On December 31, 2018, Prof. He Jinliang and Associate Prof. Li Qi, Department of Electrical Engineering (EEA), Tsinghua University, and their co-authors published online a research paper entitled "Self-healing of Electrical Damage in Polymers Using Superparamagnetic Nanoparticles" in the journal Nature Nanotechnology (Impact factor 37.49). In this paper, a method of self-healing of electrical damage in solid insulating materials is proposed. It is the first time that the self-healing of electrical tree channel and self-recovery of insulating property after insulating materials are destroyed by electrical tree are realized, while the basic electrical properties of materials are not affected. The self-healing strategy is widely applied to thermoplastic polymer insulating materials such as polyolefins, which provides a new method for greatly improving the service life and reliability of power equipment (such as power cables) and electronic equipment.

In recent years, the voltage level of power grid is gradually improved, and the scale of power grid is expanding with the rapid development of global energy Internet and UHV transmission technology. In order to maintain the stable operation of transmission network with increasing load, it is necessary to continuously improve the reliability and service life of electrical equipment under extreme working conditions. The service life of electrical equipment, especially high-voltage power equipment, often depends on the service life of insulating components. The main reason for insulation damage is the electrical tree defect formed in the long-term operation of insulating media. For a long time, electrical tree defects of solid insulating materials have been considered as irreversible permanent damage. The research on electrical tree aging is mainly to delay the development of electrical tree by adding voltage stabilizers and electrical tree blockers. However, the electrical tree aging of insulating materials is unavoidable. Once the electrical tree defects are formed, the insulation life will be greatly reduced, and even the permanent damage of equipment will occur.

In order to obtain insulating materials with both electrical damage healing and high dielectric strength, the research team used polyolefin cable insulating materials as the base material, and achieved the target repetitive healing of electrical tree damage of thermoplastic insulating materials by the entropy dissipation and migration behavior of nanoparticles in polymers based on the magnetocaloric effect of superparamagnetic nanoparticles. The team also verified migration and diffusion behaviors of nanoparticles in the process of electrical tree damage healing by molecular dynamics simulation and microscopic experimental characterization based on the Gauss chain model. Leakage current and partial discharge tests show that the self-healing method can completely heal the electrical insulation properties of polyolefin insulating materials which cause electrical tree damage, and maintain the same level as pure polyolefin insulation in many healings. The defect healing mechanism can be realized by using very low superparamagnetic nanoparticles (below 0.1 Vol.%). Therefore, the electrical breakdown strength of self-healing insulating materials can be maintained at more than 94% of the base materials (e.g. 490 kV/mm), which can meet the application requirements of ultra-high voltage cable transmission and other power energy fields. In addition, for power electronic devices, electric vehicle wireless charging devices and other electrical equipment, this method is also expected to achieve live self-healing and online maintenance of insulation damage in these areas.

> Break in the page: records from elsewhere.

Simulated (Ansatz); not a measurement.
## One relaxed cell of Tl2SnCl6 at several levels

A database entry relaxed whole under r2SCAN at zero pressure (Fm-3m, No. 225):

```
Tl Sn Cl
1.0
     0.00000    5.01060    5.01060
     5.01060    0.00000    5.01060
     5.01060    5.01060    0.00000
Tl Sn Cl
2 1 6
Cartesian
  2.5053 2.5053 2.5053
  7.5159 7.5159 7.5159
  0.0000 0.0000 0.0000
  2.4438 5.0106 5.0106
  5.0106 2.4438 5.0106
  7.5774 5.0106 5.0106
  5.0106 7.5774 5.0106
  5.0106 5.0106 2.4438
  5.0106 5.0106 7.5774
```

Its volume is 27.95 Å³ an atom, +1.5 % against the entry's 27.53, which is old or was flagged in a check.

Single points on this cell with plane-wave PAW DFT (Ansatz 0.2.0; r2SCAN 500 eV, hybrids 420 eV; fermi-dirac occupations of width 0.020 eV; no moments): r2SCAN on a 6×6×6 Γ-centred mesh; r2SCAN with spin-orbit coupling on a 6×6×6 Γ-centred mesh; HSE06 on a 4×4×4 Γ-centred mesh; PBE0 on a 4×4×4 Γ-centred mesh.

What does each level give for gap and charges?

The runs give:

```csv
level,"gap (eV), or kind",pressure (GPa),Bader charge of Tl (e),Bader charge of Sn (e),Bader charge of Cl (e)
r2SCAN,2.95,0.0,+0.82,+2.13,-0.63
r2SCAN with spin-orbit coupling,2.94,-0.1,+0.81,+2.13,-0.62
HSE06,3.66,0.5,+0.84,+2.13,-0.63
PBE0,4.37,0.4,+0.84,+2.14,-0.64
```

The first author of this paper is Yang Yang, a doctoral student of 2014 in the EEA, Tsinghua University. The corresponding authors are Prof. He Jinliang and Associate Prof. Li Qi of the EEA, and Prof. Wang Qing of Pennsylvania State University. The co-authors include Dr. Gao Lei, Associate Prof. Hu Jun and Prof. Zeng Rong of the EEA, and Assistant Prof. Qin Jian and Prof. Wang Shanxiang of Stanford University. The research was funded by the National Key Basic Research Development Program (2014 CB239500). Prof. He Jinliang is the chief scientist of the project.